ZEW/gif Office Market Forecast - Rents For Offices in Prime Locations Strongly Increase

Research

Prime rents at the five largest German office real estate markets Berlin, Hamburg, Frankfurt, Düsseldorf and Munich will considerably increase by the end of 2012. At the same time, the vacancy rate will hardly be reduced –with the exception of Düsseldorf and Frankfurt. These are the findings of the second survey among real estate market experts, which was conducted by the gif-Arbeitskreis Marktanalysen und Bedarfsprognosen (gif market analysis and demand forecasting working group) in cooperation with the Centre for European Economic Research (ZEW) in Mannheim.

In particular, rents for office real estate in Berlin and Munich will strongly increase. The majority of survey participants expect that prime rents in these cities will increase by three per cent in 2011 and around 3.5 per cent in 2012. Thus, Munich will pass the mark of 30 euros per square metre by the end of 2012. It appears that rents of 40 euros per square metre are likely in Frankfurt.

"From experience we know that rents outside prime locations change later than prime rents," says Dr. Jaroslaw Marowski, co-organiser of the survey. "We will see if and when the predicted increase of prime rents is going to occur at other locations."

With regard to the development of returns in the office real estate industry, the experts’ opinions vary. For 2011, a clear majority of the survey participants expects that the returns will decline. For 2012, however, some experts believe that increasing returns are likely. "Forecasts on returns are considered difficult and uncertain," says Prof. Dr. Felix Schindler, ZEW researcher and head of the survey evaluation. "Accordingly, the results regarding the development of prime rents are less precise."

With respect to reducing vacancies in office real estate, the experts are less optimistic. They do expect a small reduction at the locations for office real estate analysed by ZEW and gif. Düsseldorf and Frankfurt are the cities which do best in reducing vacancies. Optimistic forecasts suggest that the vacancy rate in both cities will decline by one percent point to around 11 per cent in Düsseldorf and 14 per cent in Frankfurt by 2012.
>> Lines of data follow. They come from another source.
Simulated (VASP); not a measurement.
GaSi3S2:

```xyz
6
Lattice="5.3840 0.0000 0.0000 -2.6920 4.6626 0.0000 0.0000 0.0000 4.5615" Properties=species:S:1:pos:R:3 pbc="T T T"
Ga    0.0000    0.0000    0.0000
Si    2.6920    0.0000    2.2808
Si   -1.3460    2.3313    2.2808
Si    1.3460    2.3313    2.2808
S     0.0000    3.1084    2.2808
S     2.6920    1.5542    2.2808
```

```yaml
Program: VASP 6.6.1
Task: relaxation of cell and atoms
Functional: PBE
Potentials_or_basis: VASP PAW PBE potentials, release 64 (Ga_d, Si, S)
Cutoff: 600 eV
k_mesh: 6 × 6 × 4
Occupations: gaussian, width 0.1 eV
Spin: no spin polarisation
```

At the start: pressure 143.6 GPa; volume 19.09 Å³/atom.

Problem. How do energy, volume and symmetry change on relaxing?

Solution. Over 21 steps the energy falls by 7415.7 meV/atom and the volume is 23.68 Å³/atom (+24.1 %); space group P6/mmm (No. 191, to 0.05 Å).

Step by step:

The fact that this survey was successfully conducted for the second time and additional survey participants took part is particularly positive. "The forecasts we received were made independently and are rather homogenous, reflecting the optimistic basic attitude of the economic sector," says Ullrich Werling, co-organiser of the survey. "The number of responses and the similarity of the results indicate that the real estate market experts who participated in the survey are very professional."

According to Thomas Beyerle, head of gif working group, the ZEW/gif Office Market Forecast is a valuable contribution for increasing the transparency in the real estate industry. "The survey’s progress and outcome is just one more reason to continue with this project."